The Idiots is the latest film made by Danish director Lars von Trier in line with the rules of the Dogma 95 group. The Dogma group was founded in 1995 by a handful of young Danish directors; its goals were discussed in a WSWS article of 28 November 1998 [http://www.wsws.org/arts/1998/nov1998/vin-n28.shtml]. The group has established rules aimed at avoiding “artificial” effects. Its members restrict themselves to hand-held cameras, use no artificial lighting or tacked-on music, shoot no scenes out of sequence, etc. Von Trier refers to this as a sort of chastity belt.

While the rules of the Dogma group have obvious advantages for young directors seeking to make affordable films, the danger exists of a vice, i.e., the increasingly difficult struggle to find financing for films independent of the big companies, being transformed into a virtue—the notion that such basically primitive cinematic means are, in and of themselves, the best method for capturing and transposing reality onto the screen. In fact, intrinsic to the power of film as a medium is the multiplicity of ways it can comprehend, reflect and enhance the complexities of reality.

At any rate, von Trier's chastity belt is very much in evidence in The Idiots, with the shaky hand-held camera working as a sort of “alienation affect”; shots go in and out of focus and on occasion a cameraman juts into the viewscope of the second camera.

The Idiots deals with a group of actors and acquaintances of von Trier who under the leadership of Christopher (Stoffer) decide to take up arms against existing social norms by pretending to be “idiots—acting as mentally disabled persons. The Dogma rules lend the film a documentary character, but in fact The Idiots is based on a script written by the director (in four days!), and a number of Denmark's leading actors and actresses pop up in minor roles. The film features a number of scenes in which the “idiots” confront bourgeois normality—for example, in a restaurant where two of their number drool over their food and lurch around the tables absconding with the serviettes of puzzled guests. One of the idiots clutches the hand of a solitary dinner guest, Karen, who feels empathy with the disabled and decides to accompany them.

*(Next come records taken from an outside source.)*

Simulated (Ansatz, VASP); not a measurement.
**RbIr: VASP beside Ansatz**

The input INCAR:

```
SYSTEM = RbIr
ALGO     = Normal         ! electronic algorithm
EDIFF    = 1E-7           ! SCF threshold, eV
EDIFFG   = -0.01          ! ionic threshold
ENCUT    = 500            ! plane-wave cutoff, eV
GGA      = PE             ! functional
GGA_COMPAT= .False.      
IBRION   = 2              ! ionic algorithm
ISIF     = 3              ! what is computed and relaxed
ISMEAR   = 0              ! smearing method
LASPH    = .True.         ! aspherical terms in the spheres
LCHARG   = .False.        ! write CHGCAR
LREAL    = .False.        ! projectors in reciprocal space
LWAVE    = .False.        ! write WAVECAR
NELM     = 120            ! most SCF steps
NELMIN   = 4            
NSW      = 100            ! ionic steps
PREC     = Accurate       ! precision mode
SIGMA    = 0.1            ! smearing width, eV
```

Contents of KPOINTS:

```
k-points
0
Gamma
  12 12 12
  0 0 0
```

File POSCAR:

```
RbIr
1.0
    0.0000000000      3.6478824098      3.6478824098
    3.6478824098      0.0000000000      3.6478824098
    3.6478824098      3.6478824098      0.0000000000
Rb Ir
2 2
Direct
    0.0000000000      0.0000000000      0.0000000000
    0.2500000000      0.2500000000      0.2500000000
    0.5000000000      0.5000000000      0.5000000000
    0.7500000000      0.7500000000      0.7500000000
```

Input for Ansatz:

Organised visits by the “disabled” and their caretakers follow—to a local factory and the public swimming pool. A group of “idiots” go from house to house in a well-to-do area, knock on doors and ask for money in exchange for crudely constructed pots of flowers. At one house the door is slammed in their face, at the second door they receive money from a grudging mother and her child. Frustrated by the response, Stoffer slips out of his role as “retarded” and declares that the group should give up the exercise and go home. At this point it is clear that this particular group of retarded persons have the luxury of being able to shed their disability and return to the ranks of everyday society when they want to.

In a handful of scenes the director seems to try to genuinely depict the feelings and emotions of intellectually retarded people faced with a climate of misunderstanding and hostility. More often the scenes are evidently designed to provoke—as when for example the “mentally retarded” Stoffer is asked what he wants for his birthday. Group sex, he retorts, and the scene is played out in an ugly and self-conscious fashion. On another occasion the group ramble abjectly through the woods and Stoffer ruminates on the aims of the group. “Inside everybody is an inner idiot.” He asks, “What do you do about a society which is becoming richer and richer, but where no one is happier?” His response is to “play the Idiot”. The idiot, he explains is the man of the future—the key to happiness is to liberate the inner idiot, to let the inner idiot out.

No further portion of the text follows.